Today's Journey
The Eternal Question
Sep.08,2012
http://getmorestrength.org
"If only for this life we have hope in Christ, we are to be pitied more than all men." 1 Corinthians 15:19
Life
has a way of driving our faith dangerously close to the edge. What we
expect from God so often seems to contradict what we experience in life.
We find ourselves wanting to ask: If God is good, then why did this
happen? If God is all-powerful, then where is He now? If God loves me,
why am I not happier? Richer? Why don’t I have fewer problems and more
peace? If God is pleased with me, why don’t I experience more pleasure?
Unanswered
questions like these threaten our enthusiasm and heartfelt commitment
to Christ. We find our faith growing more stoic, our view of God less
emotive. We develop a kind of Christianity that shrugs its shoulders and
says, “Well, that’s just the way it is.”And since the stakes
are too high to deny God, we just decide to buck up, grin and bear it,
and hope that no one ever asks us these kinds of questions. In fact, we
may even come to believe that in order to maintain spiritual sanity we
need to park our brains and questions outside the door of faith and
separate the spiritual realm from the realities of life. At this point,
faith itself becomes unreal and irrelevant.

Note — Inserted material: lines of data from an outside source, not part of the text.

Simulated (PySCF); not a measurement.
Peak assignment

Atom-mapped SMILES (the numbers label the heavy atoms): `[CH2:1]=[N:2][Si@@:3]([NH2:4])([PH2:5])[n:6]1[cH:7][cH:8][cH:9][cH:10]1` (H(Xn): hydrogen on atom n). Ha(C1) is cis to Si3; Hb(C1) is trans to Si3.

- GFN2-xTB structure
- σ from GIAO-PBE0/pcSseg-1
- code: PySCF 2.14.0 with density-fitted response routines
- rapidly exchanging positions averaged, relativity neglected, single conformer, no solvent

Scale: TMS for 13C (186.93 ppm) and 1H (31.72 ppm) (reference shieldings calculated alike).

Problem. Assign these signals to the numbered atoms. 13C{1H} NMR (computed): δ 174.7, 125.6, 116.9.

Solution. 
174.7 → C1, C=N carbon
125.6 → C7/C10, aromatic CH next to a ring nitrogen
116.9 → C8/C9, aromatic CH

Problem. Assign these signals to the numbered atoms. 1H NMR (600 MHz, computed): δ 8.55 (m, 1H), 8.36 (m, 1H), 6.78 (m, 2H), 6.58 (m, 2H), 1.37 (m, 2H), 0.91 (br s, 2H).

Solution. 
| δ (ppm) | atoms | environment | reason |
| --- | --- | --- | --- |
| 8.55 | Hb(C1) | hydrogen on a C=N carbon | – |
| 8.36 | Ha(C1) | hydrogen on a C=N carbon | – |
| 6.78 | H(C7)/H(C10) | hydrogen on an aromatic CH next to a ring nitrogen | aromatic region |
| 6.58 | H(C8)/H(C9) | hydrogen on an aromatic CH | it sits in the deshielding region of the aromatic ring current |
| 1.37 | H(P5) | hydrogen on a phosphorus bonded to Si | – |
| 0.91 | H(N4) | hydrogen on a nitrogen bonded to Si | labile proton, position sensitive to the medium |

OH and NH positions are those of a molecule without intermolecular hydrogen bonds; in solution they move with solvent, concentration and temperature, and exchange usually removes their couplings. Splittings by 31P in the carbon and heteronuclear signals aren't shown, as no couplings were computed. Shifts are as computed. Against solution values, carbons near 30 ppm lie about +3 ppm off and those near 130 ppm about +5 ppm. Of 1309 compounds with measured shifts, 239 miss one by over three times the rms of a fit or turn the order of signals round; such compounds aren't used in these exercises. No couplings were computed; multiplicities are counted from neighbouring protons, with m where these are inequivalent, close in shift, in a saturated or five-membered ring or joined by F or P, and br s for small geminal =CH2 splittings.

We are left to slug it out on our own, believing that the only relevant resources are in this present world.
A
disintegrating faith creates a resigned, despairing Christianity that
lacks vibrancy and enthusiasm for God and His Word. Our edge is dulled,
leaving us passionless and pessimistic. This decline of confidence in
and commitment to God may be why there is something dreadfully wrong and
out of sync with us.
The fault is not with God; it is with us. We
have assumed that this world should be a pleasant and friendly place
and that the answers to the troublesome questions of life can be found
in the temporal realm. We have assumed that the answers to life’s
dilemmas lie somewhere within us, among us, or within the realm of the
immediate world around us.
We are wrong.
Thankfully, redemption
has put us back in touch with the eternal world beyond and has placed
eternity in our hearts. Saving grace has blown down the walls that
obscured our view of eternity and has given us a present relationship
with Christ the King of eternity, who now lives within us.
If you
sense that you are missing something—that you had expected more—then
perhaps you have neglected the pressing preeminence of the world to come
and its first-wave expression in the person of the King who dwells in
the world that is in our hearts. It is only when we actively embrace the
world beyond and the world within in their proper perspectives that we
become capable of finally coping with and conquering our fleeting
experience in this present world.
Paul had it right when he said: “If only for this life we have hope in Christ, we are to be pitied more than all men” (1 Corinthians 15:19).
YOUR JOURNEY…
- We all have unanswered questions lurking beneath the surface. What are some questions that might threaten your spiritual sanity?
- Read 1 Corinthians 15:1-58. What significance does the resurrection of Christ have in your life?
- List some of the truths you know about the world to come—heaven. (If you need some clues, read Revelation 21:1-27.) How does the anticipation of heaven bring you hope and joy today?